Last Updated: 25 May 2011

FEDERAL MAGISTRATES COURT OF AUSTRALIA

OFFICIAL TRUSTEE IN BANKRUPTCY v BROWN & ANOR

BANKRUPTCY – Determination of interests in real estate between the trustee in bankruptcy and the spouse of the former bankrupt – property in the name of the spouse alone – equitable interest of the former bankrupt.

Bankruptcy Act 1966 (Cth), ss.5, 58, 106A, 115, 116, 121, 127, 129AA
Bankruptcy and Family Law Legislation (Amendment) Act 2005 (Cth)
Family Law Act 1975 (Cth), ss.79, 81
Federal Magistrates Court Rules 2001 (Cth)

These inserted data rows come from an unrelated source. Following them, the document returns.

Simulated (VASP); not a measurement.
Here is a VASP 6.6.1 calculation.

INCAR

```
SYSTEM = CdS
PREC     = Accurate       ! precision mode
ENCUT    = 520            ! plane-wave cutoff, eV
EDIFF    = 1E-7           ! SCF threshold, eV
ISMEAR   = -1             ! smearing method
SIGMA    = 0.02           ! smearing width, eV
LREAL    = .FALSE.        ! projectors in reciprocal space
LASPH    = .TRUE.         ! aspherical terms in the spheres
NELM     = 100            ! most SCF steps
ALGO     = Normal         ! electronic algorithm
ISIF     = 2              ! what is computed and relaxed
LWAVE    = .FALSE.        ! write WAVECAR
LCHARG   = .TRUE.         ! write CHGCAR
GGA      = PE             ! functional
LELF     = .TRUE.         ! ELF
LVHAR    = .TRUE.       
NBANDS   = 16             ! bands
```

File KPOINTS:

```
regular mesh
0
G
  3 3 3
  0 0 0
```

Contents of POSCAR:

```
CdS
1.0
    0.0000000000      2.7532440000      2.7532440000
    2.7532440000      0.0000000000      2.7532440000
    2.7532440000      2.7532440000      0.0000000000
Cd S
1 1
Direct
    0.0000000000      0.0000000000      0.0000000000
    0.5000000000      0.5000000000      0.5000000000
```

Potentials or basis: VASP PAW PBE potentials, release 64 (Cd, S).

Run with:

Baumgartner v Baumgartner [1987] HCA 59; (1987) 164 CLR 137
Calverley v Green [1984] HCA 81; (1984) 155 CLR 242
Daevys v Official Trustee in Bankruptcy; In the Matter of Daevys [2011] FCA 397
Muschinski v Dodds [1985] HCA 78; (1985) 160 CLR 583
The Trustees of the Property of John Daniel Cummins v Cummins [2006] HCA 6; (2006) 224 ALR 280

Applicant:
OFFICIAL TRUSTEE IN BANKRUPTCY

First Respondent:
MICHELLE BROWN

Second Respondent:
STUART DAEVYS

File Number:
SYG 2120 of 2010

Judgment of:
Driver FM

Hearing date:
21 February 2011

Date of last submissions:
13 May 2011

Delivered at:
Sydney

Delivered on:
20 May 2011

REPRESENTATION

Counsel for the Applicant:
Mr A Combe

Solicitors for the Applicant:
Sally Nash & Co

Counsel for the First Respondent:
Mr M Roset

Solicitors for the First Respondent:
Manion McCosker


The Second Respondent appeared in person


ORDERS

(1) Pursuant to rule 16.05 of the Federal Magistrates Court Rules 2001 (Cth), order 3 of the orders made on 5 October 2010 be amended to read as follows:
(2) The Court declares that the interest of Mr Daevys in 191 Pacific Highway, Mount White, NSW being folio identifier 11/873234 (“the Property”) vested in the Official Trustee as at the date of the bankruptcy, being 2 March 2004.
(3) The Court declares that the Official Trustee and Michelle Brown hold interests in the Property as tenants in common in shares as follows:
(4) Pursuant to rule 16.05 of the Federal Magistrates Court Rules, order 11 of the orders made on 5 October 2010 be amended to include the following paragraphs (g) and (h):

For the avoidance of doubt, order 11(g) as made on 5 October 2010 is amended as above, otherwise the Court confirms the orders made on
5 October 2010 and 18 November 2010 in these proceedings.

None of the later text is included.